Bouton promoted Big League Chew (his Mavericks teammate Rob Nelson came up with the idea, but Bouton sold and promoted it to buyer Wrigley), became a motivational speaker, helped to renovate an old but somewhat storied minor league ballpark, joined his wife learning and becoming a competitive ballroom dancer, continued writing, and eventually also became a stonemason who'd build walls and other supplementing fixtures for their home in the Berkshires.
In other words, this unfairly reputed miserable smasher of icons for its own sake was as normal, life-affirming, and human a man as his critics didn't or couldn't see. (Well, not everyone gets dance lessons from stage and film legend Marge Champion.) That 1978 Old Timers Day appearance simply began Bouton's return from the ranks of the living dead into which his daughter's senseless death plunged him.
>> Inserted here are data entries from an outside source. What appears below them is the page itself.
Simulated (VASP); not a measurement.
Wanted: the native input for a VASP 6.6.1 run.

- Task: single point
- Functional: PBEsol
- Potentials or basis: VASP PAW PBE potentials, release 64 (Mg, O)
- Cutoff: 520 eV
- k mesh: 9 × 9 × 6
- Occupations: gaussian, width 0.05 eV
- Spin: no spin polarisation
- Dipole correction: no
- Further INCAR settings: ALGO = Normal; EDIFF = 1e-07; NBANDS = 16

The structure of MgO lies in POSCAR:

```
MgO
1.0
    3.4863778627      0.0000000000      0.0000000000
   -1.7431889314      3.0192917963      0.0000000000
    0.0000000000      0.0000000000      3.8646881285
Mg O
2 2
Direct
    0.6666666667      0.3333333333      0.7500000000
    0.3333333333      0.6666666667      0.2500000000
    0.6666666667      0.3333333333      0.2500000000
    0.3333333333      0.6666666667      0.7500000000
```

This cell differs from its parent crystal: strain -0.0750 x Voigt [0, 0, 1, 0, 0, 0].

"Looking up in the stands, at all of the family and friends who were there..." Nathanson writes (they included a contingent of friends bannering themselves "Laurie's Girls!"), "[Bouton] understood that life could and would go on. It was what he needed to know at the precise moment he needed to know it most."
The only thing that could and did knock Bouton out permanently enough was the 2012 stroke he suffered on the fifteenth anniversary of Laurie Bouton's death. It exposed a condition of cerebral amyloid angiopathy and presented him the first and only challenge he couldn't take on as successfully as he had others. It didn't rob his intelligence, but his intelligence made him too aware of what he'd lose.
The most famous single line in Ball Four is the one that closed it: "You see, you spend a good part of your life gripping a baseball, and it turns out that it was the other way around all along." On the day of Bouton's death in 2019, his ability to speak gone, "in the netherworld between life and death," his wife put a baseball into his right hand.
In his final act of life on earth, Bouton did with that ball what Nathanson's biography will do to you once you open the covers and start reading. He gripped it tight.